Publishing a Newspaper Under Siege
As Long as Sarajevo Exists, This Newspaper Will Be Published By Kemal Kurspahic Pamphleteer Press
Book review by
Sherry Ricchiardi
Sherry Ricchiardi (sricchia@iupui.edu) is an AJR senior contributing writer.
As Long as Sarajevo Exists, This Newspaper Will Be Published
By Kemal Kurspahic
Pamphleteer Press
248 pages; $25
When Serbian forces began attacking Sarajevo,
Kemal Kurspahic gathered the staff of the city's most influential newspaper,
Oslobodenje, and made a grim vow to those who were willing to remain and
work under fire: "I cannot promise that you will be alive when the siege
is over," the 46-year-old editor said. "But I can promise you this. As
long as Sarajevo exists, this newspaper will publish every day."
The date: April 1992.
Three years earlier, Oslobodenje — the name means
liberation — was voted newspaper of the year in what was then Yugoslavia.

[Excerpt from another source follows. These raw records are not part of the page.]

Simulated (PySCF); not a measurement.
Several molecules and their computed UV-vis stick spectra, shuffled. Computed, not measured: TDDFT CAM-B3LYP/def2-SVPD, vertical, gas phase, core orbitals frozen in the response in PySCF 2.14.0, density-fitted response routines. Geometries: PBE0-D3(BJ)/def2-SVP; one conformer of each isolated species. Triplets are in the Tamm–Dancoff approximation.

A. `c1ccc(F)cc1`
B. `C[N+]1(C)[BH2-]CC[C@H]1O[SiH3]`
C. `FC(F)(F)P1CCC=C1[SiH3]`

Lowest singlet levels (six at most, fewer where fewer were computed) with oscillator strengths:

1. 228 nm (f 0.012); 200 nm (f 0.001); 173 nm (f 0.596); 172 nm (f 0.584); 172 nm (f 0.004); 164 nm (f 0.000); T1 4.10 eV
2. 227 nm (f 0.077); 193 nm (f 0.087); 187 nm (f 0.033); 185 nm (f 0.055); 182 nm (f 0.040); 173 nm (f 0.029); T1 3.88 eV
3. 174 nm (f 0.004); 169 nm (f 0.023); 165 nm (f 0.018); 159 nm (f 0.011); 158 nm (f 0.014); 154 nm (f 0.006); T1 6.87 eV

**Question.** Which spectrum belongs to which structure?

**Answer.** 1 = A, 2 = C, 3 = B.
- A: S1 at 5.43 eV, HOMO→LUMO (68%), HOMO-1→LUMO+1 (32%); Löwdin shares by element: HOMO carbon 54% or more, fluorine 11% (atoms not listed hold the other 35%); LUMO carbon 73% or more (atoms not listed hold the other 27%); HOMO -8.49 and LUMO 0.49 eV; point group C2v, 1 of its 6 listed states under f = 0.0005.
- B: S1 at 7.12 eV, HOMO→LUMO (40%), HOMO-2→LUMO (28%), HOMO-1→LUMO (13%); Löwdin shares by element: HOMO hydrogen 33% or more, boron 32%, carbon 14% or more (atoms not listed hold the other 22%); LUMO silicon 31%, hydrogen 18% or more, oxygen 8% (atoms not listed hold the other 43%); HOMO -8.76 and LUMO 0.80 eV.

It was the first daily to open its pages to diverse opinions and political
commentary outside of Communist Party lines. No wonder that the newspaper,
housed in a modern, 10-story high-rise, was among the first targets hit
by Serb nationalists during the onslaught (see "Under the Gun," July/August
1994).
Now, in great detail and with a consuming passion,
Kurspahic chronicles the spread of the Balkan War to his backyard — his beloved
Sarajevo, a multicultural, multiethnic city that defied the term "nationalism."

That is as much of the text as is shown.